BREXIT et al. – Q2 2016

BREXIT et al. – Q2 2016

Dylan B. Minor PhD, MS, CFP®, ChFC, CLU

Chief Strategist and Chief Investment Officer 

“I can never suppose this country so far lost to all ideas of self-importance as to be willing to grant America independence; if that could ever be adopted I shall despair of this country being ever preserved from a state of inferiority and consequently falling into a very low class among the European States.” King George III

Just before we celebrated Independence Day earlier this month, Britain voted for their own independence—their so called Brexit. The result was a bit of financial market turmoil. Déjà vu! In my last quarterly commentary I wrote about how the US stock market kicked the year off with a precipitous slide. The media was quick to remind us that we were starting out just as we did in 2008. And that year, after falling significantly in January, stocks ended the year at a 40-50% loss. Investors apparently agreed with the media’s warning: In January equity funds had a net outflow of over $20 billion. And year to date (through 7/13), equity investors have pulled over $50 billion out of stock mutual funds and ETFs.[1] Meanwhile, with all of these funds on the sidelines, US stocks have hit record new highs. For a recap of a broad swath of market returns see our review here. Before turning to our most recent Brexit turmoil, for context let’s review the significance of the UK and the European Union (EU).

As an economist, I am a proponent of the idea of an EU. In fact, the EU has many analogs to the United States’ Federal system. Just as our Federal government creates laws that supersede any particular state’s law, so too the EU creates laws that supersede each member state’s laws. The hope for both the US and the EU is to pass laws that help improve interstate commercial activity through standardization and liberalization. For the EU, this means creating laws that help improve the flow of capital, labor, and trade among the EU member nations.

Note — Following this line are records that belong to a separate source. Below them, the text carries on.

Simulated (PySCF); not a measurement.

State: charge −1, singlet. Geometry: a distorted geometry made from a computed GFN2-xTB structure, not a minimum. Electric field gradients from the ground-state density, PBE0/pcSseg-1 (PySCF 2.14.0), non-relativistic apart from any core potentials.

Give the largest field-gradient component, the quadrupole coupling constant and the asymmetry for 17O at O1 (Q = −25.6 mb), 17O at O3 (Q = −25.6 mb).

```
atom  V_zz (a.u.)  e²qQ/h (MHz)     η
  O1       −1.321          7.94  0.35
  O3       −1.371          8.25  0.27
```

The EU consists of some ½ billion people and is expected to produce $19.2 trillion of GDP (purchasing price parity (PPP)) in 2016.[2] For comparison, the US is expected to produce $18.6 trillion of GDP (PPP) this year. Meanwhile, China has become the largest economy in the world with almost $21 trillion of GDP (PPP) expected in 2016, supplanting the EU and the US, which now hold the number position two and three, respectively. All the while, the UK generated GDP of $3.7 trillion (PPP) in 2015. Thus, if the UK successfully completes BREXIT, this means both almost 20% of the EU’s economy will no longer be governed by the EU and the US will rise to become the second largest world economy.

Although I (and much of the world) was surprised by the Leave vote triumphing, the UK has a rich history of individualism, including how it relates to the EU. Indeed, the UK never chose to join the EU currency. The UK also withdrew from an EU monetary mechanism in 1992. So in this respect, if you were going to have predicted a nation to leave the EU, the UK would not have been a bad guess (though I again thought they would remain).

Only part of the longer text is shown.